Different hardware, different characteristics. But this only uses 128 threads which is heavily underusing my GPU, you’d generally (for trivial kernels like this) want to max out the thread count that your device supports (typically 512 or 2014) and do a more elaborate computation between threads/blocks to figure out the indices.
Furthermore, implementing stencils efficiently has been researched heavily so there’s loads of possible improvements.

5 Likes

Thanks for the example @maleadt and for devoting so much of your time to building up the GPU/CUDA infrastructure in Julia!

I must have been trying so hard to get a CPU/GPU shared kernel working that I forgot `@cuda threads=...` won’t automatically parallelize code without assigning threads/blocks.

Indeed I just tried out your kernel and `@benchmark` gives a median time of 1.614 ms with 128 threads (compared with 178.504 μs using `@views`). I’m sure it could be made faster as you say but I’m interested in seeing how long I can stick to `@views` and avoid planning out messy/elaborate thread/block kernels. I don’t mind sacrificing a bit of performance in favor of more readable and generic code. I will try fusing some smaller operations and see how well `@views` performs on a much bigger kernel which should hopefully help bring down the broadcasting overhead.

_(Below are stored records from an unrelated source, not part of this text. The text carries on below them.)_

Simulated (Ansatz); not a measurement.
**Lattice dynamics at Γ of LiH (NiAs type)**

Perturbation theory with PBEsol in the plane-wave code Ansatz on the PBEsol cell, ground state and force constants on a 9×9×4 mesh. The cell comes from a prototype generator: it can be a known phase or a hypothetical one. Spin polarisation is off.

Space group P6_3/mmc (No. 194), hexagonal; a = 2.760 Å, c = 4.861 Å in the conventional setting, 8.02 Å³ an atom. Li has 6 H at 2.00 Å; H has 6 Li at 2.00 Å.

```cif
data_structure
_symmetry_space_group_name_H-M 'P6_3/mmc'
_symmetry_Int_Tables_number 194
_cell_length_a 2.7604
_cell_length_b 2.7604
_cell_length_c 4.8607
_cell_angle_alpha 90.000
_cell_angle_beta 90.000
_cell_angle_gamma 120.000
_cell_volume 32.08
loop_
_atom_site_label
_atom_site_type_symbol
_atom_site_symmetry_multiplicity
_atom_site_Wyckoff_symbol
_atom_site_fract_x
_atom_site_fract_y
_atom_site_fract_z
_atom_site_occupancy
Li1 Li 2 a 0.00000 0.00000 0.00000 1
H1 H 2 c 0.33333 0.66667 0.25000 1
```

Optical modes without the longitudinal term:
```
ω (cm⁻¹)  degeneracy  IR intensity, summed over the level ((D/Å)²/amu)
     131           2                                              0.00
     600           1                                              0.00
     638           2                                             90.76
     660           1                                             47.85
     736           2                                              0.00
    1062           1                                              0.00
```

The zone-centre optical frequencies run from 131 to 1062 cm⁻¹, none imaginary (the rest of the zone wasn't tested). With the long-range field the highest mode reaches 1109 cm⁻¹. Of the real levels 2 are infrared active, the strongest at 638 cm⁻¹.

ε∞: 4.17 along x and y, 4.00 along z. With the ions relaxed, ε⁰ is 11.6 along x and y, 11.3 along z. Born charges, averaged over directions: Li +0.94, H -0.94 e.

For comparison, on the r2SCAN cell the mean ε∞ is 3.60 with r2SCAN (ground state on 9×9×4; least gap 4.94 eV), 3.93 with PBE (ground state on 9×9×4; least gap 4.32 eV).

The big issue is that unfortunately I cannot use `threadIdx()`, `blockIdx()`, etc. as the kernel will not run on a CPU anymore, so I felt like the vast majority of research and tutorials out there on implementing efficient stencil calculations won’t help too much.

But if I can efficiently implement all the operators using `@views` that would be excellent! Then the same code should run on both CPUs (using regular Arrays) and GPUs (using CuArrays). Shouldn’t be too much work so I’ll give it a try.